Communities Secretary Eric Pickles presented awards to eight people who saved Jews from Nazi persecution during the Second World War.

Among them were four of the 10 British PoWs who helped save the life of 16-year-old Sara Matuson when they hid her in a hayloft at the Gross Golmkau, in northern Poland, for four weeks in January 1945.

Now known as Sara Hannah Rigler, the 84-year-old survivor lives today in the United States and has written a book, Ten British Prisoners of War Saved My Life, in which she described the heroic actions of the soldiers.

All 10 PoWs have been named Righteous Among the Nations by Yad Vashem.

Also honoured at the ceremony in London on Monday were Rabbi Dr Solomon Schonfeld, who acquired more than 1,000 British visas for Jews to escape the Nazis and Lena Lakomy, who used her position as a nurse at Auschwitz to save the life of prisoner Hela Frank.

Tribute was also paid to the former consul-general in Frankfurt, Robert Smallbones, who provided visas for Jewish families and offered sanctuary to Jews in the consulate building; and to Arthur Dowden, the vice consul-feneral in Frankfurt who also made provided visas and distributed food to Jewish families in the aftermath of Kristallnacht.

Mr Pickles said: “The small acts of defiance make all the difference. Fighting the Nazis took many forms and produced unlikely heroes.”

He said that they had risked their lives “to help people from different countries, faiths and religion with scant regard to their own personal safety.

“While we can never pay back our debt to them, Britain is proud to honour their memory. These heroes make me proud to be British.”

David Morris, the Conservative MP for Morecambe and Lunesdale in Lancashire, collected the award for PoW Allan Edwards.

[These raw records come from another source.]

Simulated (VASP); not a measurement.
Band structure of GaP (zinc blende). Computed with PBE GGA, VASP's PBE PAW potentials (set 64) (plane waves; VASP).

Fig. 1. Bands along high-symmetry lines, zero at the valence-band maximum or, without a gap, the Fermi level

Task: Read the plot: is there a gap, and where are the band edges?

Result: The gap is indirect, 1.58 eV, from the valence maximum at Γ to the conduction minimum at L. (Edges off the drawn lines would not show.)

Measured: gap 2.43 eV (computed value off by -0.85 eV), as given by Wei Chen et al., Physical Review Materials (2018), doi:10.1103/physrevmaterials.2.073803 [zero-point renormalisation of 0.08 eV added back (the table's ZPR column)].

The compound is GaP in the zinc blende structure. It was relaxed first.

He said: “I was amazed when I heard this story and that we had this kind of connection that nobody talked about. I’ve been talking to people at the Lancaster City Museum and we’re trying to sort out a display to remind future generations about what happened and how Allan saved someone’s life.”

Maria Rogers, the granddaughter of PoW Roger Letchford, said her grandfather “never talked about what happened. I knew about Sarah because he still spoke to her and she used to send us Christmas cards. They met up years later at Yad Vashem in Jerusalem.”

She added: “If my grandfather could help anyone he would — that was just the way he was. I’m going to take this award and show all the family. We’re going to loan it to the Dartford Museum in Kent because he was well-known in the area.”

Christopher Hammond, the nephew of PoW George Hammond who collected his uncle’s Holocaust Heroes award last month, is writing a book about the prisoners.

He said: “The phone doesn’t stop ringing all day It’s been quite hectic but now I want to focus on finding the families of the remaining four PoW’s -—when we find the rest we’ll be back to get their awards here next year.”

Mr Hammond, who picked up the award on behalf of PoW Stanley Wells' widow, described the soldiers’ first encounter with Mrs Rigler.

“They found her and decided as a group that evening they would look after her. She was in such a state, my uncle could put his hand around her thigh. She was covered in lice.”

PoW Harold Scruton died in 1987 — his niece Mavis Shaw picked up the award. She said that he “never spoke about what happened when he came home. But because of what happened to him, he had a hatred of the Germans.

“It’s a pity they weren’t honoured in their lifetime. As time goes on, people don’t appreciate what they went through, such horrible things are still going on in the world and you wonder if anyone has learnt anything.”

The event at Lancaster House was attended by religious leaders, by Sir Andrew Burns, a former UK ambassador to Israel and the standing UK envoy for post-Holocaust issues, Israeli Ambassador Daniel Taub, and representatives from the Board of Deputies and Holocaust Educational Trust.